Creating Datasets

You can group data assets into datasets. This enables you to organize data based on business classifications, purpose, protection requirements, or more. Examples of datasets are: customer profiles, sales assets, financials, PII, and HR data.

  1. From the Datasets page, click Add Datasets.
    The Add page appears.
  2. Enter the following information.
    Field Name Description Example Values
    Name Enter an appropriate dataset name. This name cannot be duplicated across the system. (Mandatory) Customer Profiles, Sales Assets, Financials
    Description Describe the purpose or intent of the dataset. (Mandatory) Contains customer profiles: data assets for US and WW.
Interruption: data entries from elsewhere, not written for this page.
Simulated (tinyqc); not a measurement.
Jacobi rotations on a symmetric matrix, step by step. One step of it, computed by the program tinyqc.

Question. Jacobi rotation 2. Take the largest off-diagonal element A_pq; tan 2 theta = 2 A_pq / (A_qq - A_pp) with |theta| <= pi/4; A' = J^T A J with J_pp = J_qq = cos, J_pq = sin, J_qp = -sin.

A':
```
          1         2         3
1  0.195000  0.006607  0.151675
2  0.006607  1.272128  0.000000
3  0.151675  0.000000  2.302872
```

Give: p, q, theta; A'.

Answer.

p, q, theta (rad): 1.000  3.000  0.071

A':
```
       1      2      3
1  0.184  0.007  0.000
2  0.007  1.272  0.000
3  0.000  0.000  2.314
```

    Data Lake Assign the dataset to a data lake. Choose from a list of available data lakes. (Mandatory) dss_bbsh_clust3
    Tags Add tags to your dataset for context and subsequent lookup. Tags enable you to quickly catalog, search and retrieve asset collections in Cloudera Data Catalog, as well as, share such information with others in the future. (Optional) se, pii, geo, finance
    Public/Private Select Public if you want other users to have access to this dataset. Select Private if only you want to have access to this dataset. Public/Private
  3. Click Next.
    The Dataset Details page appears for the new dataset.
  4. Click Add Assets to add related data assets into your dataset.
    The Asset Search page appears.
  5. Search for assets using the search bar.
    1. Use filters to search for specific assets based on the attributes of assets. Click Filter to display the filters available.
      • Created: Select the time to refine the search on the basis of when the asset has been created.
      • Owner: Enter the name of the owner to refine the search on the basis of the owners of the assets.
      • DB Name: Enter the name of the database.
      • Tag: Enter the names of the tags after selecting its type (Table/Column).
    2. Select one more than one filter if needed.
    3. Click Search to view the assets.
    4. Click Reset to reset the filters and search again.
    5. From the list, click to select the assets that you like to add to your dataset.
  6. Search for assets using the Advanced tab, if needed. Advanced search uses facets of technical and business metadata about the assets, such as those captured in Apache Atlas, to help users define and build collections of interest. Advanced search conditions are a subset of attributes for the Apache Atlas type hive_table.
  7. Click Add.
    The assets are added to the dataset and the Search page is refreshed.
  8. Close the Search tab by clicking Done.
    The Datasets Details page appears.
  9. Click Save to finish editing your dataset.